Letojanni is a long strip of sea-facing buildings that extends directly to the north of Taormina on the low road to Messina. All the tourists eat up at the high altitudes where the historic center of Taormina is so elegantly perched among the jagged peaks. The Sicilians, instead, head down to the infinitely less glamorous succession of concrete apartment buildings and seaside shacks that characterize humdrum Letojanni. Ristorante Da Nino is located in one of the town's most handsome buildings with blue trimmings and beachfront seating. A former fisherman, Nino Ardizzone founded this restaurant in the 1960s. He caught the fish and his wife did the cooking. Today, his son Giovanni runs the business and his sister Maria is in charge of the kitchen. Ristorante Da Nino is celebrated for its excellent sourcing of raw ingredients. Fresh catch of the day is brought in from the sea out front, from the Trapani fish market on the other side of Sicily, from Calabria and from Puglia. One day while I enjoyed my lunch, a local fisherman arrived with an enormous box of sea urchins. Giovanni immediately excused himself to begin price negotiations. Some twenty minutes later those same urchins showed up on a plate. I scooped up the brightly colored roe with a little spoon and enjoyed the delicately salty sea flavors.

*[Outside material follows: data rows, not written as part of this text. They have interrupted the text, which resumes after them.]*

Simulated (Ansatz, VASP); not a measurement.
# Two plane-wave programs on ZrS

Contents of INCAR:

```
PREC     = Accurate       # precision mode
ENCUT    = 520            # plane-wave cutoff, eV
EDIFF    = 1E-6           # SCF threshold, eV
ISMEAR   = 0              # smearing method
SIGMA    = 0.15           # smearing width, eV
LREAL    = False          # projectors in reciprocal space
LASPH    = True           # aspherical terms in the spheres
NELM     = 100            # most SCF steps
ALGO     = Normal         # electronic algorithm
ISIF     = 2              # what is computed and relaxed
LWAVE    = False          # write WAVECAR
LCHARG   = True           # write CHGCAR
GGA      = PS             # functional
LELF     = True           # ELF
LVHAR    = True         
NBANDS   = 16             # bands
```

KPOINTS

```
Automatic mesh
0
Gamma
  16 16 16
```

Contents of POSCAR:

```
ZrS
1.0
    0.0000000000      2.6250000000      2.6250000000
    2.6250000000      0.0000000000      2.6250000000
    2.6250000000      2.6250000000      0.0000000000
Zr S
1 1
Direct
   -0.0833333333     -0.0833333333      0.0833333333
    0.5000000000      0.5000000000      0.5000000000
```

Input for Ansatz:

As is the custom in Sicily, a meal starts off with a never-ending succession of appetizers. Anywhere from five to ten individual seafood dishes will show up spontaneously. The day I took these photos, I enjoyed lunch with a big group of people. Giovanni was intent on impressing us and he brought out so many delicious appetizers that I failed to keep track. The first thing you find on the table however, are little plates with sweet garlic from Nubia (near Trapani). The garlic is served raw but marinated in sunflower oil, hot chilies and Sicilian herbs. It has absolutely none of the piquant sting you get with commercial garlic. Instead, it tastes like crunchy morsels of pear. Munching on a few cloves of Nubia garlic is the perfect way to whet your appetite. It sounds strange, but it works. The garlic resets your palate to zero.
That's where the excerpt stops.